‘The story of several families who live on the same suburban street, all secretly struggling with the anxieties of the modern world whilst trying to maintain the illusion that everything is fine.’
– Everyone Is Still Alive
[ About the Book ]
It is summer on Magnolia Road when Juliet moves into her late mother’s house with her husband Liam and their young son, Charlie. Preoccupied by guilt, grief and the juggle of working motherhood, she can’t imagine finding time to get to know the neighbouring families, let alone fitting in with them. But for Liam, a writer, the morning coffees and after-school gatherings soon reveal the secret struggles, fears and rivalries playing out behind closed doors – all of which are going straight into his new novel . . .
Juliet tries to bury her unease and leave Liam to forge these new friendships. But when the rupture of a marriage sends ripples through the group, painful home truths are brought to light. And then, one sun-drenched afternoon at a party, a single moment changes everything.
The fiction debut from Sunday Times bestselling author Cathy Rentzenbrink, Everyone Is Still Alive is funny and moving, intimate and wise; a novel that explores the deeper realities of marriage and parenthood and the way life thwarts our expectations at every turn.
[ My Review ]
Everyone Is Still Alive by Cathy Rentzenbrink published today July 8th with Phoenix Books (Orion imprint) and is described as ‘a novel about guilt, grief, working motherhood, the mental load, envy, fear and status, but it’s also about love, friendship, community and how we figure out what really matters.’
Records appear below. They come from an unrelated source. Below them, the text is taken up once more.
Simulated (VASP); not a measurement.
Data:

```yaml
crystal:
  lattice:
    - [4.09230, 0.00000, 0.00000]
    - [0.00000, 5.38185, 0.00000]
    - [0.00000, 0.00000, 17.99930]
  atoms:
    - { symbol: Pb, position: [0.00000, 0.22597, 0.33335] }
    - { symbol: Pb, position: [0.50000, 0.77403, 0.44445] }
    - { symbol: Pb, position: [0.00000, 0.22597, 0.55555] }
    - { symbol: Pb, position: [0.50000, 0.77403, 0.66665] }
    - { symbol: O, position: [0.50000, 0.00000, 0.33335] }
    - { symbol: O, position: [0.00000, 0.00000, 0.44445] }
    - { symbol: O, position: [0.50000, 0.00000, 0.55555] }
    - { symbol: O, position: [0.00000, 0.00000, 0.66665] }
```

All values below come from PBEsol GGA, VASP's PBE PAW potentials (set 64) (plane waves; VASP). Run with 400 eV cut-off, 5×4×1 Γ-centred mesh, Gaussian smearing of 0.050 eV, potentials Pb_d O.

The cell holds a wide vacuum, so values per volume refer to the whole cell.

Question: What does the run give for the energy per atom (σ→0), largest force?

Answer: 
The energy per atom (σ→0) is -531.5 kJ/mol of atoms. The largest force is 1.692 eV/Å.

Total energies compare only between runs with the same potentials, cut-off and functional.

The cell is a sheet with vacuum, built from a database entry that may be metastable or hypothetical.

An observational novel about family and relationships, Everyone Is Still Alive introduces us to Juliet, her husband Liam and their young son Charlie. Juliet’s mother has very recently passed away and, with her house now sitting vacant, it made practical sense for Juliet and her family to move in there. Situated in a rather salubrious neighbourhood, they make the decision that the move will be on a temporary basis, just to see how things work out, but they never anticipated what was to come.
The neighbours of Magnolia Road are very welcoming and it’s not long before they become part of this very friendly and all encompassing community, but Juliet takes time adjusting. Liam, a frustrated writer, stays at home to look after Charlie and quickly becomes embedded in the school gate gossip, going out for morning coffees with the other parents and easily making friends. Juliet is a very busy working mother who loves her job but is finding it very challenging to get the balance right between home and work. Small things are beginning to irritate and a tiny fracture appears in their relationship.
Helen and Dan become part of their circle and are a couple very much living on the edge of their nerves, neither of them really happy with the course their life has taken. Lucy and Baz run into their own difficulties with Lucy turning to Liam for a shoulder to lean on through the rough times. And there is Sarah, married to Stephen, who creates the illusion that her life is perfect, throwing out advice that others soak up. ‘Sarah said….’ is familiar to all in these women’s lives. If Sarah said it, then it simply must be right.
A laid back character, Liam has an amiable personality that encourages confidence and offers him the much needed inspiration for his next book, one he intends to loosely base on Magnolia Road. At the beginning Liam gets serious mileage out of all the behaviour, the keeping-up-with-the-Joneses lifestyle, describing it to Juliet as ‘Planet Privilege’.
“It’s like they’re from another planet. Stephen and Bas both own their own companies. Sarah has a cleaner. Lucy has a French au pair.”
But, as time passes, Liam starts to really enjoy the neighbourhood closeness and the constant chatter. Juliet, meanwhile, senses a distance developing between Liam and herself and she begins to question their marriage. It takes a catastrophic event to change the course of everyone’s lives, placing perspective on what is truly important to be happy.
Everyone Is Still Alive is a gentle book that flows along at the perfect speed immersing the reader in the day-to-day struggles of the residents of Magnolia Road. The value we place on people’s position and possessions is very evident, highlighting society’s never-ending capacity to be more, be loved more, laugh more and always wanting more. Are we ever happy with our lot? Why are we jealous of the bigger house or car that our neighbour’s have? Why do our children’s birthday parties have to be so flamboyant? Why the constant pressure, the guilt, the jealousy, the fear? Why are mothers forever feeling that they are simply just not good enough?
Cathy Rentzenbrink examines all these societal issues through the lens of a small community by creating an eclectic selection of characters, all flawed in some way but presenting themselves to the world as they see and feel is necessary. Everyone Is Still Alive is a wonderfully observed and meticulously formed novel. Most certainly this is a book that will resonate with many, as we evaluate our own lives, losses and regrets. It is a story about the everyday, the mundane but yet Cathy Rentzenbrink captures so cleverly the zeitgeist of Magnolia Road, bringing all the personalities into our hearts and minds. The strength of this story is in its simplicity. There is no complex plot, no fast-paced adrenaline-pumping drama (well maybe one!), but what it does have in bucket loads is heart. Everyone Is Still Alive is an elegant read, a deftly crafted tale that provides much thought and contemplation. A refined novel.
[ Bio ]
Cathy Rentzenbrink grew up in Yorkshire, spent many years in London, and now lives in Cornwall. She is the Sunday Times bestselling author of The Last Act of Love, which was shortlisted for the Wellcome Prize, and the acclaimed memoirs A Manual for Heartache and Dear Reader.
Everyone Is Still Alive is her first novel.